Lawful Permanent Residents – Tax Law vs. Immigration Law – University of San Diego School of Law – Procopio International Tax Institute
The 12th annual international tax conference was held on campus on October 20 & 21st, 2016: The University of San Diego School of Law – Procopio International Tax Institute.
This specific course was addressed by tax and immigration law experts and views from a federal immigration court judge, as follows:
Course 3B: U.S. Lawful Permanent Residents – Tax Law vs. Immigration Law
Residentes legales permanentes de los Estados Unidos – Ley fiscal vs. Ley de inmigración
The Honorable Rico J. Bartolomei, assistant chief immigration judge of the federal immigration courts
The speakers addressed numerous issues, including the immigration consequences of filing IRS Form 8833, Treaty-Based Return Position Disclosure Under Section 6114 or 7701(b), and the specific impact of IRC Section 7701(b)(6) that provides in relevant part as follows:
- An individual shall cease to be treated as a lawful permanent resident of the United States if such individual commences to be treated as a resident of a foreign country under the provisions of a tax treaty between the United States and the foreign country, does not waive the benefits of such treaty applicable to residents of the foreign country, and notifies the Secretary of the commencement of such treatment. [emphasis added]
Act of Abandonment for Immigration Law Purposes?
Some of the key points made by the immigration law experts, including the immigration judge were:
- Permanent resident card is not a tourist visa.
- DHS will make a finding of abandonment following a single trip outside the U.S. of more than one year.

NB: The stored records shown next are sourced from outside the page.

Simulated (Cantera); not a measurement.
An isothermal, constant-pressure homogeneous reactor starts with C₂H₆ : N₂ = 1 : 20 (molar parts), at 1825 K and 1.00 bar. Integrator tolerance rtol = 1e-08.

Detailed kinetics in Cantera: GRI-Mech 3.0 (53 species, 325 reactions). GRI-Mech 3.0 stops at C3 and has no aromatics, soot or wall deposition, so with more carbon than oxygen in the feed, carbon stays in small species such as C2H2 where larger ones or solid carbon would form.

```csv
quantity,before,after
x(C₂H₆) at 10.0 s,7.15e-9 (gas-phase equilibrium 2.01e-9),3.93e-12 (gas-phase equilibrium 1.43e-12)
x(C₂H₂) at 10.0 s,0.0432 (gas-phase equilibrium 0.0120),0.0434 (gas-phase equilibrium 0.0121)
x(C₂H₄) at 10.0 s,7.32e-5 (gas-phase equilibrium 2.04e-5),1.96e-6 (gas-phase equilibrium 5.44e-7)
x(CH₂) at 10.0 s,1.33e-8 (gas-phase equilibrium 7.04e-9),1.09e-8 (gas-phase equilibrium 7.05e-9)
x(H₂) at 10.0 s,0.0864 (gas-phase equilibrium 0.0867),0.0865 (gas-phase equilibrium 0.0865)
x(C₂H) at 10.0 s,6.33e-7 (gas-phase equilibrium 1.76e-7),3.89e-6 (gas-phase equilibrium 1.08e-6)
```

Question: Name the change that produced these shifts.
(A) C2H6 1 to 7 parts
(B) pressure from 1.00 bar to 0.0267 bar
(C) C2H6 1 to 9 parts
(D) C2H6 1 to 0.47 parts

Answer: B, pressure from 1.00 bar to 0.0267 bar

- Rebuttable presumption of abandonment following a single trip outside the U.S. of six months to one year.
- Residency may be deemed abandoned following multiple trips abroad, even if no single trip exceeds six months.
–Factors include the noncitizen’s family ties, employment, property holdings, and business affiliations in the U.S. and in the foreign country
–Filing a U.S. income tax return as a tax nonresident alien raises a rebuttable presumption of abandonment.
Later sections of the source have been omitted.